Thursday, April 25, 2013

MapReduce Design Patterns: Building Effective Algorithms and Analytics for Hadoop and Other Systems 1st edition, Donald Miner



In the 1990s O'Reilly books had a well-earned reputation for quality. O'Reilly authors such as Simson Garfinkel explained technical topics with precision, clarity, and wit. I proudly kept a whole shelf of O'Reilly books at work, and I imbibed copious java from their tenth anniversary mug. I'm sorry to see that O'Reilly's traditional quality has gone the way of the Internet bubble. MapReduce Design Patterns represents the absolute nadir of technical writing, and it never should have been published in its current form.

One of the most poorly written parts of the book is Appendix A on Bloom filters. As I was writing my original review of the book, I thought it might be helpful to point readers to a better explanation of the topic. Turning to Wikipedia as a potential reference, I was struck by the number of similarities between it and Appendix A. It now appears that this appendix plagiarizes the Wikipedia article "Bloom filter." To see this, compare the opening paragraph of the Wikipedia article (January 19, 2013) to the first two paragraphs of the book's appendix (which you can see in the sample pages here):

Wiki: A Bloom filter, conceived by Burton Howard Bloom in 1970, is a space-efficient probabilistic data structure that is used to test whether an element is a member of a set. (Paragraph 1, sentence 1)

MRDP: Conceived by Burton Howard Bloom in 1970, a Bloom filter is a probabilistic data structure used to test whether a member is an element of a set. (Page 221, paragraph 1, sentence 1)

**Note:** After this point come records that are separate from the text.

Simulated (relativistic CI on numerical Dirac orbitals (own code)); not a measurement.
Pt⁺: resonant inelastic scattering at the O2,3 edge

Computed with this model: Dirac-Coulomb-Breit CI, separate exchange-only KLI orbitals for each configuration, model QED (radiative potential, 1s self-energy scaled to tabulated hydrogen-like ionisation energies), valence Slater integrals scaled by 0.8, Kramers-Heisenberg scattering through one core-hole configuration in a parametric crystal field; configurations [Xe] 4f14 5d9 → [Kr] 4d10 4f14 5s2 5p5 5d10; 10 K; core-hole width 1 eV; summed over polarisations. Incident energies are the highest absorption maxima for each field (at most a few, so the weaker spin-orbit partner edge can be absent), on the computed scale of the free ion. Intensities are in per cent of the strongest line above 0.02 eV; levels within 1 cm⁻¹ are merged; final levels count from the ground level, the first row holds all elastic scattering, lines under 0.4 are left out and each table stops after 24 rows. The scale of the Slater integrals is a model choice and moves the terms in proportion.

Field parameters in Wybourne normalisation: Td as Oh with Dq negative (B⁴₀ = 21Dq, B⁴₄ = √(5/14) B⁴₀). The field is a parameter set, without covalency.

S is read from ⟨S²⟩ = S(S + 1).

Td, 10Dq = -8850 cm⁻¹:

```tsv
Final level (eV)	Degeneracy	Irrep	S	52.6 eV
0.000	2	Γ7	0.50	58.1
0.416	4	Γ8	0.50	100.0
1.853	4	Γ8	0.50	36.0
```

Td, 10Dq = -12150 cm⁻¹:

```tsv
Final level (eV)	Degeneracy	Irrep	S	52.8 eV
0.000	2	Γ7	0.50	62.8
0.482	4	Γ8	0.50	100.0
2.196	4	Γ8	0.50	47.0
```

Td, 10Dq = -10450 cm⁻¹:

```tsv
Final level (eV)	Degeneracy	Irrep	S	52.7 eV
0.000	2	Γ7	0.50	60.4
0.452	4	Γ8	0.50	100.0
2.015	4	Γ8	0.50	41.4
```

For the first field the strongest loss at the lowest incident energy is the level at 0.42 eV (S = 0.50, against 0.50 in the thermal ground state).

Wiki: False positive retrieval results are possible, but false negatives are not; i.e. a query returns either "inside set (may be wrong)" or "definitely not in set". (Paragraph 1, sentence 2)

MRDP: While false positives are possible, false negatives are not. This means the result of each test is either a definitive "no" or "maybe." You will never get a definitive "yes." (Page 221, paragraph 2, sentences 2 - 4)

Wiki: Elements can be added to the set, but not removed (though this can be addressed with a counting filter). (Paragraph 1, sentence 3)

MRDP: With a traditional Bloom filter, elements can be added to the set, but not removed. There are a number of Bloom filter implementations that address this limitation, such as a Counting Bloom Filter, but they typically require more memory. (Page 221, paragraph 2, sentences 5 and 6)

Wiki: The more elements that are added to the set, the larger the probability of false positives. (Paragraph 1, sentence 4)

MRDP: As more elements are added to the set, the probability of false positives increases. (Paragraph 2, sentence 7)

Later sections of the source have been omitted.